SPINE (SParsification of Influence NEtworks) is an algorithm that discovers the "backbone" of an influence network. Given a social network and a log of past propagations, we build an instance of the independent-cascade model that describes the propagations. We aim at reducing the complexity of that model, by preserving the network edges that are most likely to lead to propagations.
Antti Ukkonen, Aris Gionis, Carlos Castillo, Francesco Bonchi, Michael Mathioudakis
Sparsification of influence networks. In Proceedings of the 17th ACM SIGKDD international conference on Knowledge discovery and data mining (KDD '11). ACM, New York, NY, USA, 529-537. [paper: PDF, ACM, slides: PDF]
Please check the LICENSE.txt file under the Downloads tab.
Please check the Downloads tab for sample data files extracted from the MemeTracker dataset. Files with extension ".sn" define a social network structure. Each line corresponds to one directed arc between two nodes. For example, the line
NodeA NodeB
signifies that there is a directed arc from 'NodeA' to 'NodeB'. This, in turn, means that 'NodeA' influences 'NodeB', with 'influence' defined in terms of the Independent Cascade Model (ICM - see paper).
Files with extension ".out" contain a set of propagations. Each propagation, in turn, is defined as a sequence of activations. A propagation begins with the activation of node 'omega', a special node that models sources of influence outside the network. In the data files, activations of 'omega' are represented with the following line,
omega 0
which signifies that node 'omega' is activated at time 0. Every such line signifies the beginning of another propagation. Lines between 'omega' activations correspond to a single propagation, and each of them corresponds to the activation of one node. For example, line
NodeA NodeB T
signifies that 'NodeA' successfully influenced 'NodeB' to perform an action at time T. In our paper, we assume that 'NodeA' is generally not known. Therefore, for the current implementation of Spine, 'NodeA' acts simply as a placeholder. This format was chosen in interest of consistency with possible extensions of 'Spine' that assume that this information is available. In the provided data files, 'NodeA' is uniformly set to 'omega'.

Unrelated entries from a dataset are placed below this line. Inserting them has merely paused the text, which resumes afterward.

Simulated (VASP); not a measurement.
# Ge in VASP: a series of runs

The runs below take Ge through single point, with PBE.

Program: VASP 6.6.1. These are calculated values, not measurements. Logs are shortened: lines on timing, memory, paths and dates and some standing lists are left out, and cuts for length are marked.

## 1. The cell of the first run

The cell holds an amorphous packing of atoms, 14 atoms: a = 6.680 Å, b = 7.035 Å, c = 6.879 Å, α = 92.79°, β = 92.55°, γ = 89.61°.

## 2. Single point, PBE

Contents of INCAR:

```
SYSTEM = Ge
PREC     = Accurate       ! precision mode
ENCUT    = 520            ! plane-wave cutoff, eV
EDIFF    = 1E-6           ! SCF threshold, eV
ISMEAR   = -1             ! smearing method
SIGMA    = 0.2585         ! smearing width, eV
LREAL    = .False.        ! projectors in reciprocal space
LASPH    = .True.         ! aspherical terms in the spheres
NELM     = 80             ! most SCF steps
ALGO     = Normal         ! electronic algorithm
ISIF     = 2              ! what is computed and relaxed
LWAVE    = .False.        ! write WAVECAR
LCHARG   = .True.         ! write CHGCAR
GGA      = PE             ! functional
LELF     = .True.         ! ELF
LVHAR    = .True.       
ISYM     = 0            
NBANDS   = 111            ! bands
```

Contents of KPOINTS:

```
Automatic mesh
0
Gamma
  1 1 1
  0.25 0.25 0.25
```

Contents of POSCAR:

Please make sure you update your classpath with the jar files in the 'javalib' directory. If you don't compile the source files on your own, you should also include 'spine.0.1.jar' in the classpath.
To estimate the influence probabilities given a social network and a set of propagations, execute the following command. Estimation uses the EM algorithm of Saito et.al., under the assuptions detailed in our paper.
java edu.toronto.cs.propagation.ic.ICEstimate -m 50 -d 1e-8 -s data.sn -i data.out -o data.probs
The parameters of this java command are explained below.
- -m 50: Maximum number of iterations of the EM algorithm.
- -d 1e-8: Convergence criterion - L2 distance between the estimated probabilities of successive iterations.
- -s data.sn: Input file that contains a social network (e.g. '-s memeS.sn')
- -i data.out: Input file that contains a set of propagations (e.g. '-i memeS.out')
- -o data.probs: Output file that contains the influence probabilities for every arc in the social network (e.g. '-o memeS.probs').
Each line in the output file corresponds to one arc, according to the following format,
NodeA NodeB p
which means that 'NodeA' influences 'NodeB' with probability p, according to the IC model.
To sparsify a social network using Spine, execute the following command.
java edu.toronto.cs.propagation.sparse.Sparsifier -s data.sn -i data.out -p data.probs -k K -o data.K.probs
The parameters of this java command are explained below.
- -s data.sn: Input file that contains a social network (e.g. '-s memeS.sn').
- -i data.out: Input file that contains a set of propagations (e.g. '-i memeS.out').
- -p data.probs: Input file that contains the influence probabilities for every arc in the social network (e.g. '-p memeS.probs'). It is the output of the estimation process described above.
- -k K: Input parameter that specifies how many arcs to keep (e.g. '-k 150').
- -o data.K.probs: Output file that contains only the K selected arcs (e.g. '-o memeS.150.probs').
To examine how the log-likelihood of the propagations varies for different sizes K when sparsification is performed by Spine, execute the following command.
java edu.toronto.cs.propagation.sparse.Sparsifier -s data.sn -i data.out -p data.probs -z data.spine
Explanation for the last parameter:
- -z data.spine: Specifies an output file 'data.spine.logL' to store the results. The output file contains the log-likelihood of the propagations (specified in '-i data.out') for different sizes of a sparse network.
Similarly, one can examine the behavior of log-likelihood when sparsification is performed either randomly or by influence probability value (two 'naive' methods examined in our paper). The respective command is as follows.
java edu.toronto.cs.propagation.sparse.Sparsifier -s data.sn -i data.out -p data.probs -z data.naive -f NaiveMethod
Explanation for the last parameter:
- -f NaiveMethod: Specify either as '-f NaiveByRandomSparsifier' or '-f NaiveByProbabilitySparsifier' to select arcs either randomly or by influence probability value, respectively.